Merging electrical and mechanical prototypes in MIT's Engineering Design Studio

Long before any of us became addicted to Amazon.com, there were actual mail-order catalogs. A devoted hobbyist would fill out an order sheet, write a check, and seal both in an envelope; stamp and mail the envelope; and wait a few weeks.

Back when “classic rock” was just “rock,” this is how my friend R.J created special-effects “stomp boxes” for his electric guitar. He would patch together a simple enclosure out of scrap wood, an old license plate, and a few random screws.

R.J. would be jealous of the capabilities available to aspiring designers at the Massachusetts Institute of Technology (MIT). Students in the Department of Electrical Engineering and Computer Science (EECS) have access to what’s called the Engineering Design Studio (EDS). In this teaching lab, sponsored by Cypress Semiconductor, students can go from theory to idea to reality by prototyping complete electronics-based systems. To see the effects of the associated mechanical design, they can fabricate a customized housing using laser cutters, computer-controlled mills, and other advanced tools.

The overall experience is in tune with MIT’s motto: “Mind and Hand.” According to Dr. Steven Leeb, professor of EECS and mechanical engineering, modern test and prototyping equipment is changing the speed and efficiency with which “an idea can go from the mind to the material.”

This approach also unlocks new insights into electronic devices. In the past, a curious student could easily take apart a phone or TV and see how it worked. Today’s complex and monolithic products are increasingly difficult to understand without specialized tools.

To give students hands-on experience with modern test equipment, the EECS department is working with vendors such as Keysight Technologies. In support of the EDS, Keysight has partnered with the Cypress University Alliance to donate state-of-the-art mixed-signal oscilloscopes. The MIT labs are also equipped with Keysight logic analyzers, power supplies and function generators.

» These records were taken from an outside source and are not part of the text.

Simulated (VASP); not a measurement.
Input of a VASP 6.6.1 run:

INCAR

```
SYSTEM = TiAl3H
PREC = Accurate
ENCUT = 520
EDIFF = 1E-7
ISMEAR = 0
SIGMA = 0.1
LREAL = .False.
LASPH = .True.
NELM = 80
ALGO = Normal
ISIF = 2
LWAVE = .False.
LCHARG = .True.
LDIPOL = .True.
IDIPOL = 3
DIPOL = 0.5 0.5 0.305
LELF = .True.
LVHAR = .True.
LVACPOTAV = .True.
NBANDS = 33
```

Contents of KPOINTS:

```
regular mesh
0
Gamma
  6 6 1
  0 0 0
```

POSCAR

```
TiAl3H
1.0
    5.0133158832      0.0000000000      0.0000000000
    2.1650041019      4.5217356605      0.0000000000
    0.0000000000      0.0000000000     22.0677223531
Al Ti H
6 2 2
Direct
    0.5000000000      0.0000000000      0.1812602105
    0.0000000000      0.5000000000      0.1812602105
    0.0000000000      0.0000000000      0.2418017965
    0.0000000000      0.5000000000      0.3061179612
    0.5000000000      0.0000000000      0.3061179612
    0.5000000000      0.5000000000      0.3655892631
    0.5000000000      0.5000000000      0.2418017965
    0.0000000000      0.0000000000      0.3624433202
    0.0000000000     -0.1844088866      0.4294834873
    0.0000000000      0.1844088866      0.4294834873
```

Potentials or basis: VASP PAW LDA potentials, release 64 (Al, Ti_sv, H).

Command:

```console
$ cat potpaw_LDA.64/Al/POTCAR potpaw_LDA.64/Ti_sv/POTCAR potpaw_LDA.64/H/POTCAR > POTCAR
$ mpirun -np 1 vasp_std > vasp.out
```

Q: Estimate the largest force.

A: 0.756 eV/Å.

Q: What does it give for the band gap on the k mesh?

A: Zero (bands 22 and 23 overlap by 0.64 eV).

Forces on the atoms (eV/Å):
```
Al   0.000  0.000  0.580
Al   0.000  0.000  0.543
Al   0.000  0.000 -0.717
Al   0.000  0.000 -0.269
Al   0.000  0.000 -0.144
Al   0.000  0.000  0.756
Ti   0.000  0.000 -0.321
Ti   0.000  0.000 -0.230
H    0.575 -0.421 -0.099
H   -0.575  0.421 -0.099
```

All of this is a far cry from the garage where my pal R.J. hand-built his prototypes. Even as today’s tools move ahead at blazing speed, it’s comforting to know one thing hasn’t changed: there are still people driven by a desire to use their minds and hands to go from imagination to understanding to reality.

 

*Keysight Technologies Inc. was formerly the Agilent Technologies electronic measurement business.